Book By: Alison Espach

Imagine this: you’ve been betrayed, your marriage has fallen apart, and you’re depressed to the point of wanting to end your life. And then, suddenly, you meet a few happy strangers, share a drink or two, and within a couple of days, your depression is magically gone. Sounds unrealistic, right? That’s exactly how The Wedding People felt to me.

The novel follows Phoebe Stone, who has just attempted suicide and checks into a hotel that happens to host weddings. It’s a setup full of potential- grief and despair colliding with the joy and chaos of weddings. But instead of really exploring that contrast, the book skips ahead to an easy turnaround. Within less than a week, Phoebe goes from suicidal thoughts to giving life another chance because she makes some new friends and even develops a crush on a groom.

I usually love sad novels. I seek out books that deal honestly with depression, trauma, and messy emotions. And I don’t mind when writers use humor to soften hard truths- humor can be a powerful way of coping. But here, suicide felt more like a plot device than a genuine part of the story.

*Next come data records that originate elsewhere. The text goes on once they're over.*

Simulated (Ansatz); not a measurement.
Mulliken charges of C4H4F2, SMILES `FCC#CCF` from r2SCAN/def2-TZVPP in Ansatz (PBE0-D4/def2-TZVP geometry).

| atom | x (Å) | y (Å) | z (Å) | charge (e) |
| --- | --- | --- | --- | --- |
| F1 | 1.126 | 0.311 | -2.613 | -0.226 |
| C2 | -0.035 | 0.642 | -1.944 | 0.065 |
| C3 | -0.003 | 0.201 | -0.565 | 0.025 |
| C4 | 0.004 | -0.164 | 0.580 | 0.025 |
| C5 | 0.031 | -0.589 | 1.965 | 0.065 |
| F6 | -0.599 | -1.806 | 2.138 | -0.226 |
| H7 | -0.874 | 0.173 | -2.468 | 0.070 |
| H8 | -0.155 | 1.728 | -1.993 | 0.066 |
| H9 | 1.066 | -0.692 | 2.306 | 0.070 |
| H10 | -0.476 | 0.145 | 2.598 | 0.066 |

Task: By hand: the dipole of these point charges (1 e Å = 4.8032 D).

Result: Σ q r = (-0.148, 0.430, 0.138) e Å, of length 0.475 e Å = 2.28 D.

What frustrated me most was how lightly the novel treated mental health. Healing doesn’t work like this. Grief, trauma, depression- they take time, patience, and setbacks. They don’t vanish because you meet a few new people or catch feelings for the wrong guy. To pretend otherwise makes the story feel shallow, even ignorant.

Strip away the heavy themes, and you’re left with a very familiar plot: a woman cheated on by her husband, devastated, then suddenly “finding herself” through friendship and romance. Beyond cliché.

I finished the book feeling disappointed. It could have been something raw and moving, but instead it was predictable and surface-level.